The Harshest Lesson

Image by Neil Creek, used under Creative Commons Licence. Click for details.Originally published as an editorial in Planning News 36, No. 8 (September 2010), under a joint by-line with Tim Westcott and Gilda Di Vincenzo.

The final report of the Bushfire Royal Commission, released at the end of July, is a challenging document for the planning profession. As intense as debate might sometime set within the profession, we normally have the luxury that our work is free of truly life or death consequences. The tragic events of February 2009 changed that, and chapter 6 of the Commission’s report, which discusses planning and building responses, is disquieting reading. It is unsettling to find so few easy answers in a situation where so much is at stake.

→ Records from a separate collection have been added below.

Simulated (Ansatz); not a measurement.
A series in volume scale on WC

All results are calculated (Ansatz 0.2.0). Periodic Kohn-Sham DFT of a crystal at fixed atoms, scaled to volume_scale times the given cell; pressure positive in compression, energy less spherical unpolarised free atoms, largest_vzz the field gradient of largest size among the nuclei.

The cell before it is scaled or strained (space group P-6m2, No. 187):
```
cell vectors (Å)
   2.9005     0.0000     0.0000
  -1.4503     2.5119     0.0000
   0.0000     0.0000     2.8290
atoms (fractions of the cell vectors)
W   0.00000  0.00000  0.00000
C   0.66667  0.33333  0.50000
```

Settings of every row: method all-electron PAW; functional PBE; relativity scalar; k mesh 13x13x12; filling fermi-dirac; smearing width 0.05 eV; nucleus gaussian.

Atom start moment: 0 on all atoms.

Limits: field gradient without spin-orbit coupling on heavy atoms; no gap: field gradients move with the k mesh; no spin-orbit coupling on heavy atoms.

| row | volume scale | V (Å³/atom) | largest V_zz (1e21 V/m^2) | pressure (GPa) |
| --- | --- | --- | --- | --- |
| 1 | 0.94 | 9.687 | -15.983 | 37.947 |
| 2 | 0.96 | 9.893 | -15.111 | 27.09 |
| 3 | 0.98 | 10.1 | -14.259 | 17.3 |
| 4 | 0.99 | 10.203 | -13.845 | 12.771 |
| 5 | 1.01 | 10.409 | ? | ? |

Bushfires are the ultimate no-win planning issue. From Black Saturday onwards, the government has found itself constrained by the intense emotions created by the loss of life, as well as the sheer weight of economic value, property rights, social capital, and emotional investment bound up in bushfire prone communities. In a political sense, this creates almost irresistible constraints on the government’s responses: there are things that, politically, simply can’t be said.

For example, it’s not an option to say “We can’t fix this.” In an increasingly urbanised and networked society, where we are rarely truly remote, there is no longer an acceptance that sometimes we are at the mercy of nature and there is little we can do about it. On balance, that will be a positive impulse, since our cultural unwillingness to accept the random element of tragedy continues to spur the search for every last system failure that also played a part. That will ultimately save lives in the future, even if at some level we are fleeing from the harsh truth that we can only minimise, not eliminate, the risk inherent in living in the bush.

In other cases, however, the constraints about what can be said are less productive. Faced with communities who had lost everything, denying them the right to rebuild was seemingly not an option, and the government committed early to “brick by brick” rebuild. This is a perfectly understandable response: these were communities that were emotionally shattered, and providing a strong expression of support is an instinctive and almost irresistible human reaction. Yet, as the Commission has now argued, planning scheme provisions allowing rebuilding in the Wildfire Management Overlay “allowed dwellings in a WMO that had been destroyed in the 2009 bushfires to be rebuilt in the same place, without any attention to the fire protection objectives set out in the WMO – namely, water supply, access, design and siting of buildings, and management of vegetation to achieve defendable space.”

That decision is already made. Yet there are many decisions still to be made in response to the Commission’s report, and the challenge will be to continue to use the seriousness of the consequences as a spur to confront difficult choices. One unfortunate aspect of the VPPs, on which we have commented before, is their tendency to devolve strategic planning into an exercise of listing competing imperatives, with the planning control devolving the resolution of any inherent contradictions to the final decision-maker. The Commission noted this tendency in its consideration of the WMO, noting it “does not provide strong and unequivocal guidance about the relative weight that should be given to bushfire risk when balancing complex and competing objectives.”

This puts the decision-maker (in this instance, most relevantly the Country Fire Authority as referral authority) in an unenviable position. It is not difficult to understand the position of the CFA in considering applications where an objection will likely create an intolerable planning blight that, not being a planning authority, it is then in no position to resolve. Faced with such a situation, it is not surprising that, as the Commission notes, the CFA objected to less than 1% of applications referred to it.

To devolve the resolution of these dilemmas to the CFA as referral authority (or Councils as responsible authority) is to duck the true task of planning. It is interesting to see the Commission, comprised of outsiders to the world of planning, assess a VPP control and remind us of how it should work: it should actually give clear guidance as to how the competing objectives are resolved. As the Commission’s findings make clear, that requires confronting the contradictions at a strategic level. If, when considering the application of the WMO (or the Commission’s proposed Bushfire-Prone Overlay), it becomes clear that land is too high risk to be adequately defensible, or if clearance of vegetation to make it adequately defensible will involve excessive habitat loss, then there needs to be clear direction that development not occur; for existing development, measures such as restructuring or acquisition need to be considered to resolve the problem.

That is a considerable planning challenge, and we don’t envy those who will have to undertake this work. It is easier for the Commission to throw down that challenge than it will be for planners to respond. Yet that doesn’t change the essential truth of the Commission’s findings, and we need to confront that truth. There are few, if any, issues confronting planners in which the stakes are higher.